John, you say there is no benefit to be gained by large providers using
anything other than private inter-connects. may i refine that question
slightly and ask: benefit **to whom?** to the large provider? If the
question of benefit is limited in this manner, i'd guess that your
statement is quite correct.
Gordon,
It's not a question of large or small; it's a question of
traffic volume. Creating multi-provider interconnects makes
sense, right up until the aggregation pushes the technology
into a higher-cost or higher-risk category. It's hard enough
getting stable high-speed equipment; intentionally bringing
multiple high-speed traffic flows together when you can easily
do a mesh of private interconnects makes little sense.
When you get big enough, you to can connect to the internet at the very
apex as demarcated by major naps in the us and soon in asia and europe.*BUT* here is my question. Don't private interconnects essentially
provide a new apex for the internet? One that pushes interconnects at the
major exchange points down a level.
...
now you may say that from a competitive point of view this makes no
difference. perhaps. But what if the big four no longer see the need to
upgrade their bandwidth INTO and OUT OF exchange points?
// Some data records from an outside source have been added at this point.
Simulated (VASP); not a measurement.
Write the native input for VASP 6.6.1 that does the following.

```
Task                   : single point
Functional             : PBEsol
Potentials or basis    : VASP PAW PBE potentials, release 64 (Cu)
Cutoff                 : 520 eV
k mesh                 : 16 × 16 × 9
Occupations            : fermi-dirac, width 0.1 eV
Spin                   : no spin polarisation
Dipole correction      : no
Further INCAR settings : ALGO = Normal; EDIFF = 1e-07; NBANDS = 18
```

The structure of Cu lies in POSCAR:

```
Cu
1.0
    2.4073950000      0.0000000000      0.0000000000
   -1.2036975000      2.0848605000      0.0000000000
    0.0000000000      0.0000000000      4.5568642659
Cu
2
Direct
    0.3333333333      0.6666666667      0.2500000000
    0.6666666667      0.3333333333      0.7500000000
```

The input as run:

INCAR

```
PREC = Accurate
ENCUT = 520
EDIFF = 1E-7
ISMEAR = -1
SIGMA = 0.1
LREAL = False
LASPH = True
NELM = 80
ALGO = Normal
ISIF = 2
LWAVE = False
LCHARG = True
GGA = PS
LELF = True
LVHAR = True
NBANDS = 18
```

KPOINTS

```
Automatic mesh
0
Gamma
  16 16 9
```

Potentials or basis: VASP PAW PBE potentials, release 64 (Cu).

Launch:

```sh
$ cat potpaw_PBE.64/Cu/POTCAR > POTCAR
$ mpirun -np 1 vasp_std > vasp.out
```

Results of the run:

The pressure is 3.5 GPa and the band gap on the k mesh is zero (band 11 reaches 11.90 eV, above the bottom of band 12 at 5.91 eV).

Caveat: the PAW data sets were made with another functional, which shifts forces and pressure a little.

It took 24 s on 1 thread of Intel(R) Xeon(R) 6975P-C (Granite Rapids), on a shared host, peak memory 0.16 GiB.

For relatively small traffic volumes, the shared interconnects
work fine. Upgrading the bandwidth INTO and OUT of these points
is definitely happening, but there's often a higher payoff in
taking a major flow off the public interconnects into a private
interconnect. Providers do have good reason to upgrade their
public interconnects but principally after this phase of major
traffic migration to private interconnects has been completed.